Book Thief: A New Twist to the Holocaust

Photo Credit:

Photo Credit:

Britt Young, News Editor

Markus Zusak brings a new twist to the holocaust in The Book Thief by having death tell the story of a young girl struggling through th terrible time.
Many holocaust stories end up being the same story because of the detail and someone always end up being killed or dies in the end.  Zusak brings a new light to the events of the holocaust by having the one thing that takes the dead tell the story.
Death walks the readers through a story of a young girl that was an orphan that never had anything of her own.  In the scene before she is taken to her foster home, she watches her brother being buried and she steals a book.  She is unable to read at this time, but takes it as a memory of her brother.

The young girl was put into a German home with two compassionate people that take care of her.  The foster mother works for herself and has the young girl deliver the laundry to houses.

The young becomes very close to her foster father who comes in and comforts her from her bad dreams.  Later on he decides to teach her how to read and write late at night when she has the bad dreams.  She soon starts to call him “papa.”

One day as she is delivering laundry to the mayor’s house the young girl goes into the library and steals one of the books.  The mayor’s wife catches her and invites her to read in the library.
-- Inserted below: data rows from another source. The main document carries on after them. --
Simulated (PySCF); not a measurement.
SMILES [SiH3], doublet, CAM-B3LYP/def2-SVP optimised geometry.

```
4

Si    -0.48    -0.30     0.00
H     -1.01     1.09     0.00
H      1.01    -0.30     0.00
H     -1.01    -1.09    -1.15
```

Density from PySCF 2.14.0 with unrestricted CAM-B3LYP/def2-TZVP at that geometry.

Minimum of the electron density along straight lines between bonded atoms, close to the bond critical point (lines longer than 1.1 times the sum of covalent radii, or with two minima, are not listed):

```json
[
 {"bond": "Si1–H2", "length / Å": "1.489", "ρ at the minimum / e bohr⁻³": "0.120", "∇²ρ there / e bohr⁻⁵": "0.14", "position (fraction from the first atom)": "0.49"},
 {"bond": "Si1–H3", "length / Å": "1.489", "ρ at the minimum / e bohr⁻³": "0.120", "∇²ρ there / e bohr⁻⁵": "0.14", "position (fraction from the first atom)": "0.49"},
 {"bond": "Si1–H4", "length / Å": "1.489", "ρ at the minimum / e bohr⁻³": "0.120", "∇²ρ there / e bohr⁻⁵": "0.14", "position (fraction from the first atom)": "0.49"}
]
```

As the story progresses, the foster parents end up taking in and hiding a Jew boxer in their basement.  The Jewish boxer’s father had saved the young girls papa in World War one.  The young girl starts to question the difference between her and the Jewish people.

Death narrates the whole story by walking through the little girl’s life as he takes people she has encountered.  Death is everywhere and is able to talk about the reactions and feelings that people have after he takes them.

The twists in the book keep the reader on the edge of their seat, and not even knowing that they are reading about historical events.  The book brings a realism to the events that happened in Europe, even though death is something that is not tangible outside of this book.